John Lyda has ignored the growing crisis at Hoover City Hall for years. Will he challenge Frank Brocato’s failures this week?

When the results of Hoover’s secret and costly forensic audit were released late last month, a statement from the mayor’s office sold the results as a win for the city and much-needed vindication supporting Mayor Frank Brocato’s repeated claims of his unfailing leadership.

The report reveals a concerning pattern: city senior staff, hand-picked by the mayor and answering to him, were aware of the city’s financial and payroll offices’ understaffing for years and raised the issues to him only to have him ignore them. The mayor’s failure to address them led to years of IRS debt, problematic reporting to the public and city council, questionable record keeping, and severe training problems, and yet the mayor’s primary concern seemed to be the potential to tout an award-winning audit rather than have an award-worthy administration.

While it’s easy to understand from a PR perspective the mayor and his staff’s mission to gaslight the city instead of acknowledging the recurring and consistent findings. No one wants to run for reelection on a platform that says, “Things have gone to hell in a handbasket but elect me again anyway.” The question we all need to ask is City Council President John Lyda helping hide the truth?

This week, the mayor is expected to request that the city council approve his budget. A review of previous requests shows that knowing the problems and the need for additional staff and training, the mayor did not ask for the necessary budget increases to fund the department adequately. Will he this year, and if he doesn’t, will Lyda do his job and speak up and reject the proposal until the needs and financial health of the city are prioritized? Will other councilors step up (again) if Lyda doesn’t?

Will Lyda ask the mayor this week about his previous failures to request funding that would have stopped the bleeding in these critical offices years ago? Will he ask what else the mayor has hid from the council and the public? 

Hoover has a Mayor-Council form of Government. The purpose of this is to make sure residents have the representation that they deserve. Having both bodies is supposed to create checks and balances and improve accountability. Week after week in the last several years, while other city council members have challenged the mayor, city attorney, and city staff, Lyda has smiled and nodded while ignoring the problems outright. While other councilors have pressed for additional information publicly, Lyda treats the public meetings as perfunctory. If he’s asking tough questions or challenging the mayor’s clear leadership deficits, he’s not doing so on the record.

The report issued by Kroll and Lyda, asserting “financial disarray, begs the question of whether the checks and balances that residents expect when electing the council and mayor have fallen apart, and more importantly, how they can be restored.  

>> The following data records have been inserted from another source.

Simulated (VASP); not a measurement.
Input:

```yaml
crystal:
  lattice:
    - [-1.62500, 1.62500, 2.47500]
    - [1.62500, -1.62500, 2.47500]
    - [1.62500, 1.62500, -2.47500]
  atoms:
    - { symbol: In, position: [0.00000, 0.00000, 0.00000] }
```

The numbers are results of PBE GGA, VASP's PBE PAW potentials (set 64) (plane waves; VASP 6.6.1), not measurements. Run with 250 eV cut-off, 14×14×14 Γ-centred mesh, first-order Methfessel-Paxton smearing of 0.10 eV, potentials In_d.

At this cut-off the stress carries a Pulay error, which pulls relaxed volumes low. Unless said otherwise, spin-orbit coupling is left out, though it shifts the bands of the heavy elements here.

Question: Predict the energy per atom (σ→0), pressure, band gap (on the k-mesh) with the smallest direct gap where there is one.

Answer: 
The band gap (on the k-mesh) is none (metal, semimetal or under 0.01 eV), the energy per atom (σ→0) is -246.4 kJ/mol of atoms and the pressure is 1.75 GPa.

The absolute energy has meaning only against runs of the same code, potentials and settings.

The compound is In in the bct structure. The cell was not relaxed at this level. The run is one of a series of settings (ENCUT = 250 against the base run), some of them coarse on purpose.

Residents have many reasons to question city leadership and their financial dealings and deficits of the last five or six years. Lately, budget amendments have become commonplace, with them being passed nearly every meeting —notable ones include CON expenses and legal fees (which, according to the city ordinance that the council passed and the mayor signed, should not have been paid for by the city, to begin with), utilities from fast-tracked favored development being higher than anticipated, and additional audit costs. Still, there is no indication of how much the forensic audit will cost or how it will be paid for.

In sworn testimony, Lyda noted that the economic development (no, wait, strike that lawyers got him to walk that back), the healthcare project causing most of these increases was a “personal priority” for him.

With Hoover’s debt ballooning by more than $90M, the forensic audit found that the City overstated its fund balance by over $36M, raising serious concerns that the city may be violating its rolling reserve policy. Not that there’s any way the public would know that and based on what we’ve seen and heard in the last six months. One thing is certain: if the status quo continues the way it has under Brocato and Lyda, it’ll be years before a quiet mea culpa is made to say things were array today and then that will be buried in meeting minutes that are so vaguely written history will never know. 

The Kroll forensic audit raised multiple concerns about the city’s financial practices and the integrity of the financial data. Unfortunately, as the report states, Kroll had a limited scope of review and could not review many key files. However, it did develop a road map for intrepid reporters, elected officials who have been kept in the dark and yes, even law enforcement to follow to attempt to shine light on the holes. 

Earlier this year, Lyda provided AL.Com a comment that read in part, “We have a mayor and majority council with executive business level experience who are laser focused on meeting the needs and expectations of our residents in maintaining a top tier education system, delivering world class public safety, and creating a quality of life experience that is second to none in the United States.” Where is Lyda’s laser focus on these important issues that have cost the city hundreds of thousands of dollars? 

Mayor Brocato and City Council President Lyda have been in charge of the City and its financial operations for years.  So before they present another budget or amend the present budget to spend more money, the citizens deserve a true investigation and for Brocato and Lyda to answer the tough questions at this Thursday’s upcoming budget presentation and next week’s council meeting.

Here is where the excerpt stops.